From cheerleader to Marine
April 8, 2023
Melawn Dineen is from a military family, but she never expected to be a Marine.
Her father is retired from the Air Force, and her grandfather is retired from the Army. But Dineen was a high school cheerleader with no plans of joining the military.
However, when she was a 17-year-old student on scholarship at Eastfield, her brother was involved in a serious motorcycle accident after returning from deployment as a Marine in Iraq. When he couldn’t re-enlist, Dineen reconsidered.
“Maybe it’s my turn because he can’t go,” she thought.
In September of 2006, at age 19, Dineen made her decision without the knowledge of her family. She walked into the Marines recruiting office in Mesquite and said, “Hey, I think it’s time I joined.”
The recruiter responded jokingly, “The cheerleader?”
“Yes, sir,” Dineen said.
She already had plans for her military career.
“I don’t want to work in the air conditioning,” she said. “I’d like to work on the helicopters that go over my house every day.”
Soon she would find herself working on those very same helicopters, the Boeing Ch-46, as an aviation electronics technician. She was one of six women in a male-dominated unit totaling 287 soldiers.
Today, Dineen is the program lead for Veteran and Military-Connected Services program at Eastfield, which provides resources for students currently enlisted in the military as well as military veterans and their dependents.
Dineen was one of five female veterans who spoke at Eastfield’s “Courageous Conversations: Women in the Military” event on March 21. The panel also featured fellow Marine Jacqueline Shorter and Army veteran Deandrea Montague, who are also program leads, as well as Air Force veteran Jessica Sanchez. It was moderated by VR Small, a Navy veteran and founder and CEO of the Veran Women’s Enterprise Center.
Dineen served five years, but her experience did not come without its share of ups and downs. She met and married her husband during that time, but they were in the same unit and were often pitted against each other.
In 2009 Dineen was preparing for deployment to Iraq when she was told, “they didn’t need any other females for deployment.” Her husband was deployed, while she was given the job of training other Marines for deployment.
Determined to prove how good she was, Dineen posted the best test scores, became the best shooter and reached supervisory status faster than her male counterparts.

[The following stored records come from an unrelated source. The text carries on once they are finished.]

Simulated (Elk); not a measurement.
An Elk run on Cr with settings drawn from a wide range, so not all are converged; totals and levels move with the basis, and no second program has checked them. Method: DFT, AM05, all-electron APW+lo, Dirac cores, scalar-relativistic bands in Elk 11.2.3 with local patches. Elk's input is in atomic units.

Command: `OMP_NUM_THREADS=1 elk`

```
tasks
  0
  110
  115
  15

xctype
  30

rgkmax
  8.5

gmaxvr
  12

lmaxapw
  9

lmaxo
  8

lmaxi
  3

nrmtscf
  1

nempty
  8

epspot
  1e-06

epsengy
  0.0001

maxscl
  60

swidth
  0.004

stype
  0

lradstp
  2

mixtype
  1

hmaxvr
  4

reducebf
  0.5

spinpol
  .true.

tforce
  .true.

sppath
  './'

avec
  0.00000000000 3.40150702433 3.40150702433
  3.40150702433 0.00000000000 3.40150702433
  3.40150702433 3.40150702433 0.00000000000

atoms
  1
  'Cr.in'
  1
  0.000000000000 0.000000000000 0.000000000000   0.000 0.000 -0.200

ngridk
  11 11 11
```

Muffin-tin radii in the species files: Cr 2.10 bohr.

When she left the military in 2012, Dineen had PTSD, specifically military sexual trauma. It took her 11 years to bring it to the attention of Veterans Affairs. Then she was directed to a male physician who dismissed the severity of her sexual trauma.
“This delayed my seeking assistance and my emotional healing,” she said. “It was rough.”
Despite her struggles, Dineen said she says she has grown and become better because of her military service.
“That’s why I’m sitting here today.”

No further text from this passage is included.